Several Municipalities up and down the Fraser have now taken, or are exploring, positions on this project, and even the Metro Vancouver Parks and Environment Committee discussed the issue at their last meeting. Coal terminals seem to be in the spotlight right now, with Port Metro Vancouver once again serving as whipping boy in the political discussion.
The Port might be getting concerned, as I was one of those randomly selected folk to take part in a phone survey “to determine local opinions about transportation issues in your community”. The survey was a short one, but had a couple of themes (with a short version of my answers):
What is the most important issue in your community? (Transportation)
Do you know much about Port Metro Vancouver? (yes, more than any healthy person should)
Do you believe international trade is important to your community? (a question so ambiguous, it is hard to answer)

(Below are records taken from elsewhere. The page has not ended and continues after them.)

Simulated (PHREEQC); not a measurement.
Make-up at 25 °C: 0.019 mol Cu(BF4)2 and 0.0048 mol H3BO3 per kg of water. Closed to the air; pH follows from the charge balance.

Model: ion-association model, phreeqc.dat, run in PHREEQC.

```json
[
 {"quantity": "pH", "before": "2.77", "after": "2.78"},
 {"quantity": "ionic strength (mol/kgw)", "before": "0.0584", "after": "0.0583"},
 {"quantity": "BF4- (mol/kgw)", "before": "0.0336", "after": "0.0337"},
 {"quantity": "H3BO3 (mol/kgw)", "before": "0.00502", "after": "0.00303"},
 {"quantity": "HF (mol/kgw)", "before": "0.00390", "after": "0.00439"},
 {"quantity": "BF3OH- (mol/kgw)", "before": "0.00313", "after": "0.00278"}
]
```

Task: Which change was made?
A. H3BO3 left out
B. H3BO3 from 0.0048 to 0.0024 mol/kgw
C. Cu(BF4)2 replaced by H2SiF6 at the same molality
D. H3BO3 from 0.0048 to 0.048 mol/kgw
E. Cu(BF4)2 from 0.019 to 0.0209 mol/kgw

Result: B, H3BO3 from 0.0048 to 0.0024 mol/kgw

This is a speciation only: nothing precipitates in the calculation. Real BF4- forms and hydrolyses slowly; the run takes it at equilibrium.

Do you trust communications you receive from the Port? (This was an interesting one. I had to answer “yes”, as I don’t think the Port management are dishonest or secretive – I think they are misguided and irresponsible. They have not made it a secret that they want to turn ALR land into industrial land, or that they will continue to profit from an expanding hydrocarbon export business and will consider Climate Change impacts as somebody else’s problem)
Do you know about the Surrey Fraser Docks plan to move coal? (yes, see above)
Do you agree with moving commodities like coal and oil through our ports? (problem here’s is the use of the phrase “commodities like”. I support the moving of grain through our ports, grain is a commodity, is moved in bulk, and comprises mostly hydrocarbons – is that “like” Coal? I do not support the moving of coal for the reasons I outlined in my February post, and I determined this is really a question about coal, and answered no)
Be sure to look out for the results of this survey, as I have heard through Twitter that many people who have strong opinions on this project were asked to respond.
And if you were NOT called, but want to voice your opinion about the Coal Terminal proposal in Surrey, or even about the ethics of British Columbia ramping up coal production and export at the same time that atmospheric carbon dioxide is approaching 400ppm, you have an opportunity this Sunday.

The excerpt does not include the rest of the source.